Do you feel like you’re not making a wise financial decision every time you pay life insurance premiums?
It’s a scenario all too common for retirees. It may appear that life insurance premiums start becoming a waste of money once you no longer have a young family to look after. This is a valid point and one that retirees should seriously consider ensuring that they live comfortably well after quitting their 9 to 5 jobs. Here are some tips to help you decide whether to hold onto your life insurance or sell it for liquidity.
Life Settlement Option
You may not be aware that life insurance can be sold to another individual or a company. The transaction is usually handled by specialized brokerages. Surrendering your policy to the carrier hardly generates any financial returns on your part, no matter how enticing the cash surrender value appears on the surface. A life settlement transaction proves to be more lucrative, as you can receive 3 to 5 times the amount you’d get from your insurer.
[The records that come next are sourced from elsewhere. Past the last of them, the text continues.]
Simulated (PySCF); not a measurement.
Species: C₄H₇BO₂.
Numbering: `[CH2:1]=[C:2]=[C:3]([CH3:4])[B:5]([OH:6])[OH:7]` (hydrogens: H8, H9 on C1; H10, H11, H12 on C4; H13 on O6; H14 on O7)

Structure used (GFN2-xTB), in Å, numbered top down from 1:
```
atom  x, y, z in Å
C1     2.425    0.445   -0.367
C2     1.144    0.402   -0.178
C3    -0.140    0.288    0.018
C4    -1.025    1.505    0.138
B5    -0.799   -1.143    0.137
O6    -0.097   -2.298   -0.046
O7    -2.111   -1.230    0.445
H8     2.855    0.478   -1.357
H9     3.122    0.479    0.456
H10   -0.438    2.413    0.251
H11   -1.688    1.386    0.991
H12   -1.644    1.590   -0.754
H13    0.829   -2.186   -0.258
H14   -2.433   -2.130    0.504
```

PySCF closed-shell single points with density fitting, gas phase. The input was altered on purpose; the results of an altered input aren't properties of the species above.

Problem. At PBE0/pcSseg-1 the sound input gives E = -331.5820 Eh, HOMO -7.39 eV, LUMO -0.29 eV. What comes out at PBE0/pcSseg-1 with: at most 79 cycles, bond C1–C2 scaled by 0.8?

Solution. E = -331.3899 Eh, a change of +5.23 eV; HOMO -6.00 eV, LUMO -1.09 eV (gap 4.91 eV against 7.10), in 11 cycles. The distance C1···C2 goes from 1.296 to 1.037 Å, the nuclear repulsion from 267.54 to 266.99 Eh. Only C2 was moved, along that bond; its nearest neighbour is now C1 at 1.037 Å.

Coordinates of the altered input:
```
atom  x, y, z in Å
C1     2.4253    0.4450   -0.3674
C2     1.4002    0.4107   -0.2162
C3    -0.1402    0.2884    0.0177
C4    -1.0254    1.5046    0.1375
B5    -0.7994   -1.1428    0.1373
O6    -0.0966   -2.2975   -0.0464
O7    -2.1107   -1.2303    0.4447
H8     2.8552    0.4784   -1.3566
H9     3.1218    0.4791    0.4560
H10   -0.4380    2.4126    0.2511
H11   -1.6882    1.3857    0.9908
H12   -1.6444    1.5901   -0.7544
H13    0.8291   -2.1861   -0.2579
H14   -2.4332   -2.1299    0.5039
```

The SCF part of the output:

Understand that upon completion of the sale, the new owner pays the premiums and receives the death benefit after you die. While the money you will get exceeds the cash surrender value, it’s less than the face value, with the average seller getting from 20%-35% of the face value of the policy. Make sure to choose a trusted leader in the life settlement industry like ALIR Settlements to get the highest value for your policy.
The original purpose of life insurance is to offer protection for your children and spouse in case you die. There comes a point, however, in which your children are grown and capable of supporting themselves. You may also have accumulated substantial retirement savings over the years, enabling you to sustain the retirement costs for you and your spouse. If you are certain that your children no longer depend on your income, it may make financial sense to liquidate your policy and escape the premium expense.
Most retirees will want to avoid working, but the harsh reality is that they may need to take on another job because of insufficient savings. If you belong to this group, then it may be wise to hold onto your life insurance policy. Selling it, however, may be beneficial if you’re not generating sufficient income from your retirement job.
It’s interesting to learn that your life insurance can be used as an estate-planning tool. For instance, it can be used to keep your business in the family even if you have insufficient liquid assets to pay estate taxes. Depending on your policy, your heirs might be able to use it in the event of your untimely death. It’s recommended to talk to an estate planning expert to determine whether your policy can help with this matter.
There’s no one-size-fits-all answer to whether you should keep or sell your life insurance in retirement. Be sure to consider your unique financial and life circumstances to formulate an educated decision.